The gasp factor at Prada’s show tonight was the vastness of the new multipurpose performance space at the Fondazione Prada she has opened. We sat on inflatable Verner Panton stools and took it all in: the stadium seating at one end; the cavernous hall; then the fact that the floor was marked out with grids of geographical coordinates denoting the exact place in the world each one of us was occupying. “We wanted to introduce life to the Fondazione, because sometimes art is not enough,” said Prada.
Placing fashion on an equal footing with an art performance is a prerogative Miuccia Prada has always asserted. It puts people on the edge of their seats, straining to correctly perceive what this oracle of fashion will have to say about the state of the world. This time, her address seemed aimed directly to youth. There were cycling shorts and duchesse satin A-line tunics and baby doll dresses; plunging bodysuits with straps under the breasts; sheer black knee-highs implanted with Prada’s triangular logos; and iterations of her ’60s–’70s throwback print jersey ladylike coats, all of it topped off with puffy Alice bands. “I wanted to break the rules of the classic,” she said. “To discuss a wish of freedom and liberation and fantasy, and, on the other side, the extreme conservatism that is coming—the duality out there.”

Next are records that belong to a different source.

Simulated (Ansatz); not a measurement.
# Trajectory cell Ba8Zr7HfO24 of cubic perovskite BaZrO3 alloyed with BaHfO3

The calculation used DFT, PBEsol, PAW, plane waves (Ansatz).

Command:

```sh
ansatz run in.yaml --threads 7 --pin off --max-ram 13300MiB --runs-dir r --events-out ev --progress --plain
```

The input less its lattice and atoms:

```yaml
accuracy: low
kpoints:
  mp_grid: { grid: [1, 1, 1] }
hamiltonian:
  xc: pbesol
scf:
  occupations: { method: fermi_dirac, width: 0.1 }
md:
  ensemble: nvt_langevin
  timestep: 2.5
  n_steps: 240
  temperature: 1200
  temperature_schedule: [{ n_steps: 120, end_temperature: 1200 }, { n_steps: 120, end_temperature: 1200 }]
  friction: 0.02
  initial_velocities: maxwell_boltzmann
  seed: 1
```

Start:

It’s no secret that a new generation of consumers is rising all over the world, and there’s a battle of the brands to win their attention. Never mention the word millennial to Miuccia Prada, however—as someone did in the press melee afterward. “I don’t like it when people assemble meaning around a term like millennial,” she said. “It means somebody to sell things to. Young people are different kinds—they’re intelligent, they’re stupid, they’re cultivated, they’re not. I speak to people. What worries me,” she added, “is simplification. Because politics is run by slogans—or not even that, by a hashtag. If you take away content and simplify, at a certain point you can’t say anything.”
For sure, this was a collection which defied neat taglines. In Prada’s head there may have been a war against incipient fascism going on, but her collection still had plenty to wear, like the double-breasted jackets, the tie-dye circle skirts, and cashmere sweaters with neat white shirt collars. And you wouldn’t need to be a schoolgirl to get away with them.